In 2011, Lou Reed and Metallica unleashed Lulu on a largely unwitting crowd of musos and metalheads to universal derision and unanimous disappointment. Well, almost. See, I rather like Lulu. I think that the grandeur of the thing (it's far too long), combined with the glittering resumes of all concerned - not forgetting the shocking and visceral content of the album - made it one of the must-hear records of my lifetime. This is bad news for Soused because it was, in my eyes, destined to be a kind of hipster/muso Lulu, only with the benefit of hindsight to prepare the participants for what might happen if expectation outweighed execution. You can decide whether my presumptious mental relegation of Soused was merited.

Soused begins with "Brando", a searing piece that immediately sets the limit for which the patience of the listener will be (consensually) tested over the course of the record. Various off-beat sounds open the track - a Slash-y guitar stinger here, a whip crack there, before the first gargantuan drone burns like molten tarmac through the speakers. Scott's wet croon is as gorgeous and ectopic as ever as he moans amidst growling guitar feedback, and you can sense he's instantly at ease coated in corrosive electric dew by Messrs Anderson and SOMA. And those whip cracks can really eat you up, too, if you ain't careful, especially considering the fact that they are the beat...

"Herod 2014" could be read in numerous tenuous ways, such are the suggestive lyrics that Walker delivers with Bela Lugosi menace. But it's the sonic terrain that's most appealing/offputting feature of the track: A horrifically high-pitched squeal repeatedly plunders through your ear canals, bouncing off several austere guitar textures.
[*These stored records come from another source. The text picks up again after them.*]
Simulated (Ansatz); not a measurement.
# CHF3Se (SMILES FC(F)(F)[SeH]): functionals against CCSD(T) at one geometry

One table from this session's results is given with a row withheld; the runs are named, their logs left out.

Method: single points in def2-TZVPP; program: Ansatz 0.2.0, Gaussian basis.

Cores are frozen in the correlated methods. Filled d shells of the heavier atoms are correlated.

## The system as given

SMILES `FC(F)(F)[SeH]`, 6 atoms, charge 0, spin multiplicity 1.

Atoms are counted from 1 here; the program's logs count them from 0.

"Bull" is the finest track on the record, and indeed one of the finest tracks either entity has been responsible for in recent memory. It's got a spooky Latin chant, an endless "keep movin' on" mantra from Walker and torrid musical witchery from thee robed ones - naturally. It was this track that initially convinced me of the potency of the project, primarily because I kept skipping back a track whenever it finished, to start the whole process of cathartic conflagration all over again.

The final two compositions are "Fetish" and "Lullaby". The former is a dense, crashing sonic excursion complete with unbearable tension and heart-stopping riffs. The latter is tense but in a different way, as though the listener were waiting for some enormous cathartic pay off that never materialises - a trademark Scott gesture.. "Fetish" is a surprising confluence of styles and a seamless symbiosis of the distinct styles at the heart of the project.

This is Sunn O))) at their most playful, and Scott at his most enjoyable. That's not to say that Sunn O))) are dour and Scott's work is largely impenetrable... Actually, yes it is. The Sunn O))) ambient collaboration with Ulver convinced me they had something extra they kept hidden and only wheeled out at appropriate times - Soused proves it. I reckon The Drift, Grimmrobe..., Bisch Bosch, Monoliths... (and probably even Lulu) will be played more than Soused because of the very nature of the beast: Soused is, after all, a side project from two sets of artists with ridiculous catalogues that wouldn't be replaced in your affections if David Bowie did a collaborative album with Richard D James (imagine that!).

So, people will tell you this is the album of the week, perhaps of the month or of the year. But what if they're lying and it's all bullshit?